No Life in My Life

I am heading toward the two-and-a-half-year anniversary of the death of my life mate/soul mate/best friend. The breath-stealing pain that I endured for many months has dissipated, so much so that I have a hard time believing I ever went through such agony. The all-encompassing loneliness that followed the pain has also dissipated, and I am comfortable with the idea of growing old alone (or if not comfortable, at least tolerant of the possibility).

I’ve even gotten over the horrendous feeling of always waiting. Not waiting for something. Simply waiting. Nothing has changed, of course, except my attitude. I am training myself to be in the present, to be me, to believe that nothing is important but what is right here, right now. It’s working — I am more at peace than I have been in a long time.

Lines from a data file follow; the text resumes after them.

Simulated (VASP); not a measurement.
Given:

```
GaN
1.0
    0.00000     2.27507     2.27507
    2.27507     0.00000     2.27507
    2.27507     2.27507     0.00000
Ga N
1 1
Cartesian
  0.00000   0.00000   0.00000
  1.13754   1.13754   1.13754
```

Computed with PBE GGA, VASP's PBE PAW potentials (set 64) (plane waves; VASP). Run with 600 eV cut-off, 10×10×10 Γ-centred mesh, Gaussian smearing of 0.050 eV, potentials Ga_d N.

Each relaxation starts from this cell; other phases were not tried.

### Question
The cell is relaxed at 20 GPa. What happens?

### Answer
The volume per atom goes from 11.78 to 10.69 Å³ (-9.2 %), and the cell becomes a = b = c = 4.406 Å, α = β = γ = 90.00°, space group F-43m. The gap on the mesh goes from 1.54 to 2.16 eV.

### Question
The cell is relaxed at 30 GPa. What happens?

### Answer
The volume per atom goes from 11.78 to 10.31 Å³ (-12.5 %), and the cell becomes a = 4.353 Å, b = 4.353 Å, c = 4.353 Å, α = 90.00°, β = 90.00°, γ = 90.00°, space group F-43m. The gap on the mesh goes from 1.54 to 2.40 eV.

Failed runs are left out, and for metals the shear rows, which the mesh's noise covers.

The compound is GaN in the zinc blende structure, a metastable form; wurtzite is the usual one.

But . . . there is no life in my life, no spring in my step, no spark in my spirit.

I’m not a sentimental person. I seldom kept keepsakes and I never chronicled my life with photos, but now I do both to prove to myself that yes, I am alive, and yes, I am doing something with my years. It feels as if I have done nothing but stagnate the past two years, and yet I have that scrapbook of paper memories showing me the truth:

Since October of 2010, when I started keeping the scrapbook, I have spent time on both USA coasts, hiked in the desert and on sandy beaches, climbed lighthouses and rocky knolls, ridden an amphibious vehicle and the world’s largest traveling Ferris wheel, fed ducks and sea gulls, walked along rivers and around lakes, visited ghost towns and overgrown cities, trekked the length of four piers on four different beaches, gone to art exhibits and historical museums, attended fairs and festivals, learned to shoot guns and amazing photographs. I’ve traveled alone and with friends on planes, trains, and automobiles. And I have tasted hundreds of different foods, some delicious, some that can barely be considered edible.

So why do I feel as if there is no life in my life? Do I need to be in love to sparkle with vitality? I hope not. I hate the thought that my well-being rests in someone else’s hands. The truth is probably more prosaic — although I am not actively mourning, I am still grieving, still disconnected from the world. After the death of the one person who connects you to the world, it takes years to find a different way of connecting. All of these experiences I have mentioned are ways to keep me busy while the real work of reconnecting to the world is going on deep inside.

Besides, the experiences were good ones.

        

Lingering Effects of Grief

Even as my pain subsides, even as my memories of a coupled life fade, the effects of grief linger.

When the significant person in your life dies, the tearing away of their presence from your soul creates ripples of changes in your life. In my case, after the death of my life mate/soul mate, I relocated a thousand miles from our home, exchanging a mountainous climate for a desert one. As difficult as that change was, it turned out to be the easiest, probably because my long walks in the desert help me feel connected to the earth. Other changes are harder to deal with, such as loneliness and sorrow, a heightened sense of mortality, and mood swings.

During most of my life, I tried to keep my emotions on an even keel in the belief that what goes up must come down, but now such control seems beyond me.

At the beginning of my grief, I got a newsletter from hospice warning about mood swings and explaining that euphoria followed by despair is common. I didn’t pay much attention to the article because I was not prone to euphoria. I was grief-stricken, heartbroken, and soul-shattered, and I stayed that way for months on end.

Now, though, I can laugh one minute and cry the next. I succumb to irritability more often than I would like. And I am overly sensitive. Things that once I could have taken in stride now bring me to tears, as if something in me, an equalizer, perhaps, is broken. The bloody stump where he was ripped from my psyche is healing, but I am still very tender and sore, and that makes me subject to the vagaries of emotion. (Though I still haven’t experienced any euphoria.)

I don’t like this part of the process. Well, of course not. No part of the grieving process is fun, but there is a big difference between the agony of a soul crying out, “Where are you? Can you hear me?” and the pettiness of a woman upset because someone who promised to call didn’t.

Apparently, part of me believes that I paid my dues with my great loss, and now I deserve to have everything go my way. But life is not like that. Life does not keep a balance sheet.

I know that as I continue to assimilate my grief, I will eventually regain my equilibrium and find a way to deal with the minor heartaches and setbacks of life. But for now, all I can do is cling to the wildly swinging pendulum and hope I can manage to hang on until I find peace once again.